Here’s what’s happening behind the headlines.

Section 702 allows NSA to eavesdrop on foreigners overseas without a warrant.  This is what spy agencies do.

Concerns arise over the incidental collection of communications inside the U.S. or of a U.S. person abroad.  Americans don’t lose their constitutional rights at home when they travel to another country.

According to the Director of National Intelligence’s transparency report, there were more than 106,000 targets the NSA collected against last year under 702.  Nearly 4,000 were U.S. persons.

Prohibitions prevent NSA from scouring the phone calls, emails, text messages and other communications of U.S. persons that were incidentally collected.  However, a loophole allows the FBI to rummage through this data.  It’s called a “back door” search.

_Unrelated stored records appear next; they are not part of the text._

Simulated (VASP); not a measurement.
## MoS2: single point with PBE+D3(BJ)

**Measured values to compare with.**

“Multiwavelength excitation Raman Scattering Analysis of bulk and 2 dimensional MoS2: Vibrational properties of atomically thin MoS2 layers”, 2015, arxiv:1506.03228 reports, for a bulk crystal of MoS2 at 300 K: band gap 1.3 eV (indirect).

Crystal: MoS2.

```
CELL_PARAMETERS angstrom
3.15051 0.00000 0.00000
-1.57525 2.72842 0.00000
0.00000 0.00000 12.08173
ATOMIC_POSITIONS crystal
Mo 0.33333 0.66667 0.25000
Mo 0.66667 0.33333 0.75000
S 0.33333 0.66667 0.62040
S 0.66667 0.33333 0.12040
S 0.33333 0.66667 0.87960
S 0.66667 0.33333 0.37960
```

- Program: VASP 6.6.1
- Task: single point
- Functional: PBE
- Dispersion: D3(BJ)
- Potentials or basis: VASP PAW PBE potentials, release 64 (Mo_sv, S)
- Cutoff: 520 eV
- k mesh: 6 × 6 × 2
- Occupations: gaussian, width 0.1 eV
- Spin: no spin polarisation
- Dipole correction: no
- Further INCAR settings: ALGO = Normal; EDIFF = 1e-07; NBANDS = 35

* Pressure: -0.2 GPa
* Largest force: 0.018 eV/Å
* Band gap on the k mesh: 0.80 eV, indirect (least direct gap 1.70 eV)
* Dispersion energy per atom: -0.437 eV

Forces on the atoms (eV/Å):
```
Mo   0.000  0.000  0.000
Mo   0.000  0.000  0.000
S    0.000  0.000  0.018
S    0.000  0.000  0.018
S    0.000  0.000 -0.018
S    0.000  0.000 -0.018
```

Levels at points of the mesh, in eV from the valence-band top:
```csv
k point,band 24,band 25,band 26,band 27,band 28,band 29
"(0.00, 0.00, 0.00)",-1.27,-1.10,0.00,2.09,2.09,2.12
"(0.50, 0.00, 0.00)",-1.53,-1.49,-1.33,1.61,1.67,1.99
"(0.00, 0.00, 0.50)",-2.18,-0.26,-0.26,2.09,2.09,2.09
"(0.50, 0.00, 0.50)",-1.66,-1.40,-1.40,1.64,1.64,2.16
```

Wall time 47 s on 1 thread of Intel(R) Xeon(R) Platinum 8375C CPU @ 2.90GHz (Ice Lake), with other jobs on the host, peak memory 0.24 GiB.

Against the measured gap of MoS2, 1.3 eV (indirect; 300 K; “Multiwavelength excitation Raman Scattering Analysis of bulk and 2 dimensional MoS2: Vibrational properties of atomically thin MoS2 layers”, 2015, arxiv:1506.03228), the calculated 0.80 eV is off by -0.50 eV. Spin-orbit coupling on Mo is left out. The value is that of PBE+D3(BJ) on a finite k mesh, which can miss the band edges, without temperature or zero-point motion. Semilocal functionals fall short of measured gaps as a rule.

Washington bureaucrats respond to this by saying, “Trust us.”

Should we?

This spring, the Foreign intelligence Surveillance Court blasted the NSA because 85 percent of its 702 database searches of Americans were improper.

An IG report on the handling of two similar programs – Sections 704 and 705 – found the NSA doesn’t monitor who accesses the protected data of U.S. persons.

The Foreign Intelligence Surveillance Act should be renewed.  But there must be stronger safeguards in place to protect against unconstitutional searches.